A short history of heavy metal music

Heavy metal music isn’t for everybody but for the ones that it does hit, it hits them hard in the soul.

From its powerful lyrics, guitar solos that melt into your heart and some hot banging drum beats, it’s a whole exciting experience on its own. Some deem it too heavy and some play into the stereotype that it’s Satan-worshipping tunes. Despite the rumors, the genre has been going strong since the 1960’s, with new bands and even new genres constantly gaining followers ever since. The history of this fantastic genre hasn’t always been all fun, unicorns and light heartedness, more like a wild and unsmooth path, but it surely brings a punch.

How heavy metal gained its popularity

It all started in the 1960s when two outlandish English bands that you may have heard of, Black Sabbath and Led Zeppelin, decided to unite and create what no one had created before.

Hits like “Dazed and Confused” and “N.I.B.” were tunes unlike any heard before. Heavy guitars and fast drum beats were mind-blowing for youth looking for a way to let out rage.

After the kick starting age of the 60s, Kiss and Deep Purple brought the newly created edgy sounding genre to America and influenced a new crop of listeners.

The 70s saw an even newer blend of genres in metal emerging from the punk scene. The New Wave of British Heavy Metal (often stylized as NWOBHM) breathed new life into metal music. Iron Maiden and Motörhead restored faith in new music that was heavy and aggressive. With the recent passing of Motörhead’s bassist and lead singer, Lemmy Kilmister, this particular era of metal has seen a recent resurgence (although we can’t say that really ever actually faded in the first place).
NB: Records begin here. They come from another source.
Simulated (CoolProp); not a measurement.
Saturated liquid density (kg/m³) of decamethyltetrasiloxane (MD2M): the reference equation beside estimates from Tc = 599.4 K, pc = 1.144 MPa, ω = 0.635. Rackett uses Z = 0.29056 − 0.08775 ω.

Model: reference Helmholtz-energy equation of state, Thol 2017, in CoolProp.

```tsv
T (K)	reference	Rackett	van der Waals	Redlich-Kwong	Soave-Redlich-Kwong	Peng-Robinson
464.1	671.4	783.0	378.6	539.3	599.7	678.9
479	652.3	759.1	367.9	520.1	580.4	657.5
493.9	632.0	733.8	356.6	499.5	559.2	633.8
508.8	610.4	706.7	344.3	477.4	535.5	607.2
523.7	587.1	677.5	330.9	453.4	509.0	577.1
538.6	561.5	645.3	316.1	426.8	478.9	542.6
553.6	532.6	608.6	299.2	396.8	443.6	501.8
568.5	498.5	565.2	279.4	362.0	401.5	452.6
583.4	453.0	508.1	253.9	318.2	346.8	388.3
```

One of the main acts of the heavy metal scene is by far, without any sort of doubt, love them or hate them but you got to give it to them that they’re one of the most influential bands of all time: Metallica. Formed by frontman James Hetfield and drummer Lars Ulrich in the early 1980’s, they’ve released nine albums so far over the course of their history and recently celebrated their 38th year together as a band. “Master of Puppets” has been featured on countless lists as one of the best metal albums to have ever been created, and their legacy lives on to inspire a new group of metal fans.

Since the 1980’s, metal has widely branched out as artists began to experiment with sounds that were meant to set them apart from one another. Thrash metal began with Slayer being arguably one of the leaders of the genre. Pantera paved the way for groove metal and Death and Opeth slayed the death metal scene. Dream Theater is known for being the forerunners of the progressive metal subgenre, while Bullet for my Valentine covers metalcore.

Popular metal performers that inspire even the youngest of metal fans are Angus Young of the infamous band AC/DC and Till Lindemann of the extremely controversial band Rammstein. Mosh pits, otherwise known as the wall of death, became popular in the late 1980’s during the power metal era and was a way for concert attendees to “get to know each other a bit better”… just kidding, but yeah, it was a unique form of interacting, even for the more introverted people.

Of course with such a complex genre that doesn’t shy away from aggressive and even violent lyrics at times, along came the criticism. Mosh pits and human safety were also under scrutiny, but what outsiders never understand is that this form of “dancing” isn’t filled with hate but with a desire to unite with fellow headbangers.

You could say that heavy metal music is a beautiful mess. It’s loud, it’s in-your-face, at times it mocks reality and it most certainly is angry. It’s not everyone’s cup of tea, and that’s OK. But for some, it’s life-changing and a way to escape from the mediocre day-to-day life. And isn’t that what music is there for anyway?